A broad prediction for the next couple hundred years.
- Severe climate change will happen. The period from 1980 to ~2050 will be derided by future generations as a great waste of time, time during which we could have preserved a climate much more hospitable to our civilization but instead played games to see who could burn the most oil.
- Various geoengineering schemes will be tried. They will fail, possibly making things even worse in the long run.
- As the climate shifts, we will see things like failed monsoons, extended droughts, persistent severe storms, and sea level rises. These will lead to mass migrations, especially in poor areas that cannot adapt or in rich countries that are too stupid to adapt. There will be ethnic guerrilla wars, resource wars, and likely billions dead when all is said and done.
- There will be a retreat into cities, more so than has already occurred in developed countries. We will become an exclusively urban species.
- Cities are increasingly controlled environments and will become shelters from a malevolent climate.
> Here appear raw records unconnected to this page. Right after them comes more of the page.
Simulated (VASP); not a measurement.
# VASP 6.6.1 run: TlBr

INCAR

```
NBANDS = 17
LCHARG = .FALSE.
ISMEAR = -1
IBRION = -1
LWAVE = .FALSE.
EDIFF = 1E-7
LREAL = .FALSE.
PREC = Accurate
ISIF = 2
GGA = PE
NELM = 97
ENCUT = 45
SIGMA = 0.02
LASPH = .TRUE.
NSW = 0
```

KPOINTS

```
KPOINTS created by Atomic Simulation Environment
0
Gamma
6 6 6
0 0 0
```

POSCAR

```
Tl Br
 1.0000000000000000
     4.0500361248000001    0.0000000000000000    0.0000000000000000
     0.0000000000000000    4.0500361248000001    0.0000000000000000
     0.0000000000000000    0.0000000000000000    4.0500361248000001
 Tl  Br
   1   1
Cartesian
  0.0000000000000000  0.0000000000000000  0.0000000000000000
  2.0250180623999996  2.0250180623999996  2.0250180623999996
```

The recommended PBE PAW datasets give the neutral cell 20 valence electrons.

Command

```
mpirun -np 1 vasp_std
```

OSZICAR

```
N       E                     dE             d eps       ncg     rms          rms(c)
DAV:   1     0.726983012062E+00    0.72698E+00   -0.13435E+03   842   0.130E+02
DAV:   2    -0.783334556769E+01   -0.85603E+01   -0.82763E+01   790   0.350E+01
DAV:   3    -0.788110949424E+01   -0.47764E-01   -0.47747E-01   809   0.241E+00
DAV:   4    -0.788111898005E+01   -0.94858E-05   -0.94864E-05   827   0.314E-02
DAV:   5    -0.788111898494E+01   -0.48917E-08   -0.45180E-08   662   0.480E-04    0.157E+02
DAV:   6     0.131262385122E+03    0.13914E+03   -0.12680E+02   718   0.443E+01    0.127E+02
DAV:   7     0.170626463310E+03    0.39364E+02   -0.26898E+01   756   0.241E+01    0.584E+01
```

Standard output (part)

- Cities have resources. They are precisely large accumulations of natural resources processed into technology to support human life. These resources can be mined and re-used quite easily if the appropriate methods are developed.
- Cities are now points of elite control, which means the elite will be on board with this, which means it will be allowed to happen. It won’t be pretty for the rest of us, but it will allow us to survive.
- Rapid urbanization can be seen as the accumulation of naturally sparse resources into very small, concentrated areas on Earth’s surface. Start mining cities and their citizens for resources. Create closed loop industry.
- Eventually create closed-in environments. Intensive urban farming, natural preserves shielded from the transformed climate. The ideal technological infrastructure takes high quality energy as input (fusion, fission, renewables) and emits only waste heat. Recycles all other materials inside.
- Cities become arcologies, bastions of human life and the old climate and ecosystems, designed to preserve into the future. We must learn how to create and sustain small, artificial ecosystems.
- We will colonize another world without leaving Earth, and in the process we will develop the technologies necessary to truly colonize other planets.
- In the worst case scenario, total collapse of the oxygen cycle, our cities will inhabit a barren world little different from (e.g.) Mars.
- States and governance. Those parts of the world with a head start on capital accumulation will tend to do best, but there is no guarantee. Rotten governments and societies may fail to adapt and crumble, even given a huge head start.
- States and empires are designed to extract resources from rural hinterlands and defend access to these resources. If most necessary resources are now concentrated in cities and can be mostly recycled, the need for the territorial state will weaken. Collections of cities may become more important, aside from some regions where special rare resources remain available, or where there are strategic land/water/etc. access points. Something more akin to the Greek city-states. Note this doesn’t mean that states and empires will disappear, only that the modern arrangement of well-defined and long lasting state borders may diminish and we’ll go back to something more fluid. The median area controlled by a polity will shrink.
- At some point in the future, someone may construct the following historical narrative: Nation states arose in Europe as a means to create loyal populations and claim natural resources that were both fed into domestic production systems, the outputs of which were then used to acquire further resources and land through advancing military technologies and healthier, more capable populations (and, therefore, soldiers). Nation states fed industrialization by establishing firm control of large, contiguous tracts of land and associated resources. They were organized methods of centralizing resources into city areas and for violently breaking old social institutions that kept labor out of the newly emerged and state-promoted science/technology/military industry complex that required these cities to function. This process, driven largely by the urge for power and military dominance, grabbed the easiest and most potent sources of energy, namely hydrocarbons, without understanding the full implications of their use over long periods of time and at scale. The coupling of hydrocarbon resources to military competition and technological progress, particularly in the 20th century, led to drastic climate change, mass extinctions, and war in the 21st and 22nd centuries, all of which challenged the science/technology/military industry complex and provided the driving force for its maturation beyond its disastrous, inefficient, and largely hacked together capitalist phase. The simple need to survive led to the development of contained environments to preserve human civilization and the old ecosystems. The 100 years from 2050 to 2150 are widely acknowledged as a second upheaval, an order of magnitude greater than the Industrial Revolution in both costs and eventual benefits. Billions died and much of the Earth was ruined, but the societies that came out of this difficult period possessed the ability to live in hostile, barren environments and soon colonized other planets, asteroids, and moons.
In summary, imagine that we’ve been participating in a centuries-long process of concentrating resources and developing technology to fight each other, the side effects of which will be the devastation of our natural environment and the development of the means to live on devastated worlds.
Given that severe climate change is a foregone conclusion at this point, I believe this may be the best future we can work toward. If we don’t make it, then its Mad Max, or possibly outright extinction.